LIFE IN THE DARK ROOM: JACK AND ANNETTE

      Like me and my marinades, Jack too started with blenders in the back of his Clubhouse Bar-B-Q restaurant on a little red Formica table.

      “It would take me about 20 minutes to make six pints, which I thought was pretty good,” Jack recalls. (Today six pints of Garden Fresh Salsa roll off our assembly lines every nine seconds.)

      It wasn’t long, though, before he sensed that he had something special on his hands. “People started coming from 20 miles away just for this salsa. We couldn’t believe it.”

      As the crowds grew and as more stores in the surrounding area started carrying Jack’s salsa he and his wife Annette eventually walled off part of the Clubhouse Bar-B-Q’s dining room and converted that to salsa production. They soon realized, though, that their restaurant did not have the cooler capacity to handle their new production levels.

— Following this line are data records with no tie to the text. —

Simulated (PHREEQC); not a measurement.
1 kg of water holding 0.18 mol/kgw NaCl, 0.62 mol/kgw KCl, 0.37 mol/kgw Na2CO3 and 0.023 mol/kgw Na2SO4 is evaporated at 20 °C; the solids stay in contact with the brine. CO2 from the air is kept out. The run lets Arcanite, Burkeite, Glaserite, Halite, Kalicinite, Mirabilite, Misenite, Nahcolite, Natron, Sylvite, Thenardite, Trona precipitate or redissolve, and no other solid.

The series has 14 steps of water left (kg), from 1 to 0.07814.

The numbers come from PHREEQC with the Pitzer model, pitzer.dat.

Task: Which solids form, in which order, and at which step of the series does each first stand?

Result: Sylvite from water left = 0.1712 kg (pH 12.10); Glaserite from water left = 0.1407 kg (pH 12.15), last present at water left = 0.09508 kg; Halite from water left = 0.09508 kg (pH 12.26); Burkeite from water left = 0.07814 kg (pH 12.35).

      So they rented an 8-by-20-foot walk-in cooler and located it in the back alley of the Clubhouse Bar-B-Q even though doing so violated the local zoning ordinances. Annette soon found herself running outside into the often muddy alley to get their raw materials, then at the end of the production session running finished product back out to it.

      It was at about this time that Fox2 News did a story on Jack. “It didn’t even dawn on me that we weren’t exactly up to code,” Jack recalls. “That didn’t happen until the city manager showed up the next day.”